More Project Euler problems.

For problem 51, I only had to try replacing the 0s, 1s and 2s, since there had to be 8 values in the family. And I didn't have to try replacing 1s with 0s or 2s with 1s or 0s, since those would be redundant.

I just did a brute force search from 1 on up for problem 52. It would be more complicated and maybe faster to skip numbers where the most significant digit is not 1, but the answer wasn't all that big, so it wouldn't be significantly faster, if at all.

For problem 53, since ⁿC₀ = ⁿC_n = 1, and C increases rapidly from the edges and peaks at the middle, I counted the values under a million for 0 ≤ r ≤ n/2, doubled it and subtracted.

For problem 54, using Haskell's deriving (Ord) with an appropriate data structure and mapping the card values to values that ordered the ace, face cards, and ten correctly made it simple. Also, there were no instances of A 2 3 4 5 in the data, which, if considered a straight, would have had to have a special-case constructor to be ordered correctly.

I just brute-forced problem 55 over the range 1..9999.

For problem 56, the upper bound for the sum of digits is 9b log₁₀a, and log₁₀a < 2, so the upper bound is 18b. So the maximum value for b = 99 establishes a lower bound for b that needs to be searched. Subsequent new maximums for b < 99 can raise that lower bound. I wound up searching 1 ≤ a ≤ 99 for 54 ≤ b ≤ 99.

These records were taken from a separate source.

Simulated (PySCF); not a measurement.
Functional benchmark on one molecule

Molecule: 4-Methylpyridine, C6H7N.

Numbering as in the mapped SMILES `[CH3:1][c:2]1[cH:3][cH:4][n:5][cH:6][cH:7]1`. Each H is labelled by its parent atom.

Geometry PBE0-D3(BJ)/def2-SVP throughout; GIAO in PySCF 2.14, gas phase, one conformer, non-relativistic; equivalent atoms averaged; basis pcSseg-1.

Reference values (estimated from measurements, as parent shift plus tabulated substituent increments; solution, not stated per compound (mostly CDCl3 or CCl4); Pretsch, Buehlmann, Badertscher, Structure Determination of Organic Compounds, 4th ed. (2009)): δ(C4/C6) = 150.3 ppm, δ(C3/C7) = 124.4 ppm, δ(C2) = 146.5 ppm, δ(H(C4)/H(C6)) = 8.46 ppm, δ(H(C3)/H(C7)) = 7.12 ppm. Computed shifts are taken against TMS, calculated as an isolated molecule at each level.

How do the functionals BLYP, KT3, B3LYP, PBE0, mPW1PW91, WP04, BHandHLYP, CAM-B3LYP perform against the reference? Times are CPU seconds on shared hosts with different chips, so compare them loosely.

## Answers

For problem 57, I found that doing head (show numerator) < head (show denominator) was faster than counting all the digits, as it's known that numerator/denominator is approximately 1.4.

For problem 58, I just did a brute force iteration over each square, with running counts of the total and the number of primes.

For problem 59, I printed out every 3rd character decoded with each of the 26 possible key characters, and then visually chose each of the 3 characters in the key.

For problem 60, I could only come up with a super slow solution, though it did come up with the answer in about 10 minutes, and ruled out other possible answers after 30 more minutes. I made a very wide, shallow tree, spitting out results when reaching a depth of 5. I had to do a bunch of redundant calculations, because although I had a branch starting with 3,7,109,... I still needed branches starting with 3,..., 3,7,..., 3,109,..., 7,..., 7,109,..., 109,.... I'm thinking that a graph-based algorithm, instead of a tree-based algorithm would be faster, should I revisit this problem.